British MPs have urged Lloyds Banking Group to compensate the victims of a banking scandal, which was orchestrated by two former HBOS employees who were jailed last week.

Lloyds, which was not in control of HBOS when the fraud unfolded and has maintained it is itself a victim in the circumstances, has also been asked to review its handling of the fraud and publish its findings.

In an open letter to the lender's chief executive, Antonio Horta-Osorio, and its chairman, Lord Blackwell, MPs on the All-Party Parliamentary Group on Fair Business Banking call for the banking giant to offer compensation to the victims.

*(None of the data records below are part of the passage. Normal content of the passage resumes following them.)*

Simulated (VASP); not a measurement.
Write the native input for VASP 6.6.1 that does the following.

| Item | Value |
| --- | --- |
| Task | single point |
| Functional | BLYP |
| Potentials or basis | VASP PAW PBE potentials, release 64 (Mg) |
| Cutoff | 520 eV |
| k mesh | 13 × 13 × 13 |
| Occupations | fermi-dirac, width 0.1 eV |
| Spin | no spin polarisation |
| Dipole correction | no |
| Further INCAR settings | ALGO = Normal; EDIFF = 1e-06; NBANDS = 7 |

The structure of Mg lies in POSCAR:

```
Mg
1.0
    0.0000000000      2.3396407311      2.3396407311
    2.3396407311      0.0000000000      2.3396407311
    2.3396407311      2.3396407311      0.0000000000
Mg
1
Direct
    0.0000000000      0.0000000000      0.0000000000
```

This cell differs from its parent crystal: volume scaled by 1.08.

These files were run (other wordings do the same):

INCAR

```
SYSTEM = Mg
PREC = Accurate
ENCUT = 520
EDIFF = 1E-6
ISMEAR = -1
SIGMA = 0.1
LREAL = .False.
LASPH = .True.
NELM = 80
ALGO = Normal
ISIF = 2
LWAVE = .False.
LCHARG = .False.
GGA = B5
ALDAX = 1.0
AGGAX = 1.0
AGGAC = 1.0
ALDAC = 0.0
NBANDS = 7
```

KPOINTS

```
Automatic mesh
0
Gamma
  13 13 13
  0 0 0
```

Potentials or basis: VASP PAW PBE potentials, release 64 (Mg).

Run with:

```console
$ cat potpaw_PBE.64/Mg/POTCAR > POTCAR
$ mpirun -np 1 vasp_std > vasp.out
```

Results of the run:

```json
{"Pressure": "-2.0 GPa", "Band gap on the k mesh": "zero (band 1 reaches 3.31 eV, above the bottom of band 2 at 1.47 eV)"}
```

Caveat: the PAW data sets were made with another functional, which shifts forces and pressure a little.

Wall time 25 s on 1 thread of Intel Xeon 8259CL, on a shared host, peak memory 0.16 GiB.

"We are at a point where, once again, there are a large group of aggrieved business people who have lost their livelihoods," the chair of the parliamentary group, George Kerevan, MP, wrote.

"Critically, many have endured years of financial duress and personal stress."

Kerevan added the complaints of the "criminal activity were raised with senior HBOS management at board level and as early as 2007 and were repeated to senior Lloyds management after the takeover.

"In both instances, there was an internal failure to adequately investigate these complaints.

"Further, police investigations were delayed because both HBOS and subsequently Lloyds informed the authorities that it was the bank that was the wronged party – rather than small business customers – but that the bank had no wish to pursue a prosecution."

Last week, six people, including two former bankers of HBOS, were found guilty of bribery and fraud that cost the bank's customers millions of pounds.

Lynden Scourfield, formerly a manager with HBOS, pleaded guilty to six counts including corruption, while five other defendants were also convicted. In exchange for bribes and gratuitous favours, Scourfield told customers to use turnaround consultants Quayside Corporate Services which subsequently defrauded those sent their way.

Mark Dobson, another former HBOS manager and co-accused, was given four-and-a-half years. David and Allison Mills, the couple who ran Quayside, received 15 years and three-and-a-half years in jail respectively. Businessman Michael Bancroft was jailed for 10 years and consultant John Cartwright got three-and-a-half years for their convictions on counts including bribery, fraud and money laundering.

Earlier, it was revealed in court that Bancroft and Mills arranged sex parties attended by porn starlet Suzie Best and other high-end escorts for Scourfield. Exotic foreign holidays, cash bribes and other favours in kind followed between 2003 and 2007.

In exchange for the bribes, the former HBOS banker impressed upon the bank's small business customers to use Quayside.

After the trial, Lloyds said it had assisted Thames Valley Police throughout the process. "Whilst we have fully reviewed customer concerns raised previously, we will review any new concerns on a case-by-case basis taking into account any relevant new information from the trial," it said.

"The trial highlighted criminal actions that bear no reflection on the behaviours of the vast majority of the employees of HBOS at the time or in the group today."